Among the short films, there are also countries represented as Panama and Ecuador. Genres range from documentaries, fiction and pieces that celebrate music. The catalog included several dance films, two highlighting Flamenco and one about Tango music from Argentina.
According to Avilés, in an interview by GBH, the issues covered by this indie film festival explore themes that cut across Latin identity in general, beyond the particular problems of each country or region, such as immigration, loneliness or loss of affections:
"...there's a lot of themes around solitude and loneliness and being an immigrant here. There's themes around being an immigrant in the United States and not feeling quite like you're part of the United States. There is another film around having lost a husband, so the themes of that program was about solitude in its many iterations. Hence the title, "Cien Años de Soledad"—"One Hundred Years of Solitude", which talks about solitude, but it also hearkens to the novel by Gabriel Garcia Marquez." said Avilés.
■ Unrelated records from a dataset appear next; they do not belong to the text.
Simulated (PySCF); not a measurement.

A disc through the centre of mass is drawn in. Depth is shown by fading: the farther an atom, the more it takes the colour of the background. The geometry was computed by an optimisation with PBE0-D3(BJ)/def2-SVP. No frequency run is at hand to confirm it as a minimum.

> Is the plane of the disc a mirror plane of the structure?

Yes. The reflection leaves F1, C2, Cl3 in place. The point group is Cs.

"I thought it was an opportunity to really merge those two worlds and create something that I see hopefully morphing into a festival that not only embraces issues around social justice, and around the challenges that we face as a community, but also that truly celebrates the arts and who we are as artists. Because a lot of times, people first find out about the Latino culture through arts and culture. And then after that, after they've gotten their foot in the door if you will, then they find out that we are a rich and very complex group of people." she said.
Beyond certain themes that run like an invisible thread through the various identities that make up the Latino community, the festival seeks to bring to Boston screens some unique and metaphorical visual narratives that can account for the differences, complexities and sometimes contradictions that "Latinos" as a culture entails. In a TV interview for GBH News, Avilés also points out that the curation of the stories sought to reverse cinema's mainstream narrative that portrays the Latino identity in a stereotyped perspective.